Airtel Payments Bank has no plan to become a small finance bank, MD and CEO Anubrata Biswas said in an interview with Moneycontrol. Unlike payments banks, small finance banks are allowed to extend credit.
The small finance bank model in no way applies to Airtel Payments Bank, Biswas said on August 21. Biswas added that it is deepening its product suite across two sets, including loan process/products and insurance.
The unlisted entity of the Bharti Group said its profit grew by 143 percent on a year-on-year basis and revenue increased to Rs 400 crore for the first quarter of FY24. Customer deposits at Airtel Payments grew to Rs 1,922 crore and it now has 55.4 million monthly transacting users. Edited excerpts:
Do you have any plans to become a small finance bank?
We do not have any plan to become a small finance bank as we don't believe that the small finance bank model in any way is applicable to Airtel Payments Bank. Also, we firmly believe that we will be able to drive more value and impact if we're allowed to, as a payment bank, only micro lend. So our thought processes and actions are guided by that view.
What is your outlook on overall growth for the next financial year?
In Q1 of FY24, we are seeing a very strong rural proposition where we give access to consumers and have created banking points close to them. Also, the urban proposition where we give a safe, secondary digital banking account – this is seeing a very strong uptick.
Therefore, we see a lot of momentum even going ahead. It's our first Rs 400 crore revenue quarter and this is a YoY growth rate of 40 percent.
What kind of projects are in the pipeline to keep up this momentum?
One is in our rural proposition, we are launching a debit card and we are expanding our banking penetration more.
Second, on our digital side, we are actually launching better interfaces and experiences that will culminate in a new digital banking proposition in Q3 of FY24. Third, we are deepening our product suite across these two sets, including process/products of loans and insurance.

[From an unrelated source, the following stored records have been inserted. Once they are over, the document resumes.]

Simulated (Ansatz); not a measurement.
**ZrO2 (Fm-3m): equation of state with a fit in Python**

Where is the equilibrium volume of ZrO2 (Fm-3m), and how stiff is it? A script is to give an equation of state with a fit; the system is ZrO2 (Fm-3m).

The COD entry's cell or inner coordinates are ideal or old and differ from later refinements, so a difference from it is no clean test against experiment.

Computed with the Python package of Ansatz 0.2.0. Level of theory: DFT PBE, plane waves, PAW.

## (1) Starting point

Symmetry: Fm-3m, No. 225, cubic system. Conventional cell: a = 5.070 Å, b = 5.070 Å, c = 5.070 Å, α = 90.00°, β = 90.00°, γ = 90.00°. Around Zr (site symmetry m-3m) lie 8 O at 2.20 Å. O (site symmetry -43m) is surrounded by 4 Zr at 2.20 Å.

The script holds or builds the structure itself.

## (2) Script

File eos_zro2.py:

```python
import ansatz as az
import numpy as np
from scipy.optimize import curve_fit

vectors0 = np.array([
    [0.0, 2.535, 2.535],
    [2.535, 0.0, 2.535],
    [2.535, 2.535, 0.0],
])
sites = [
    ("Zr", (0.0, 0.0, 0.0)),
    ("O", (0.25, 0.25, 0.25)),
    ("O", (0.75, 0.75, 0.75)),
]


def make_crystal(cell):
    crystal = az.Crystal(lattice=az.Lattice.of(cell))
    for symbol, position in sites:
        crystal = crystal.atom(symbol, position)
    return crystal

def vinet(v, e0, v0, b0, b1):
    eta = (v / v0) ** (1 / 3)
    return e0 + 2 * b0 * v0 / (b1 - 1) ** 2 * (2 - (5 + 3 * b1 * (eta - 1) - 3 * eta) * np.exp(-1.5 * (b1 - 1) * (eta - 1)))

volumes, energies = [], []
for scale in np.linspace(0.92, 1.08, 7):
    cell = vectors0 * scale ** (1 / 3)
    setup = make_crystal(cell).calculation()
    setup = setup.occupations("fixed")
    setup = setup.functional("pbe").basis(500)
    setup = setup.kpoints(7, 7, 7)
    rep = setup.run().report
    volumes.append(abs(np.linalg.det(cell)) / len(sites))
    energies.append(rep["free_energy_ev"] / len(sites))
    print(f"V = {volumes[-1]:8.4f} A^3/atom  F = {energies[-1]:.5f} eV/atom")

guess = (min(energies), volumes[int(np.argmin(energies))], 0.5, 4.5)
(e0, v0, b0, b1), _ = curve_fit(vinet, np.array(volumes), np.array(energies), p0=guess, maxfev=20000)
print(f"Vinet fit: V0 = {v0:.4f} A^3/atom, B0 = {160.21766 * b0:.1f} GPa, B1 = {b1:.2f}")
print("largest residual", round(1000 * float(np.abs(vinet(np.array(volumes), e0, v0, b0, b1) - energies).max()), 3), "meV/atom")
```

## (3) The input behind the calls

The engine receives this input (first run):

What's the status of your IPO plan?
There is no plan for the next 2-3 years. Though I can't place any timeline year to it, it will be based on so many things – market timing, market conditions, etc. One thing I can tell you is that the bank will eventually list – there is no question about that. It will be difficult to predict the timeframe.
Why have payment banks not been able to survive?
One has to be very clear that this model is a low-cost-per-user and a low revenue-per-user model. Right now, lower costs for users will not happen unless you onboard a large number of users and spend that amount of time over the years. So payment banks who didn't want to do that sort of parked the model. Players who were clear about it spent that time and now all of them are profitable.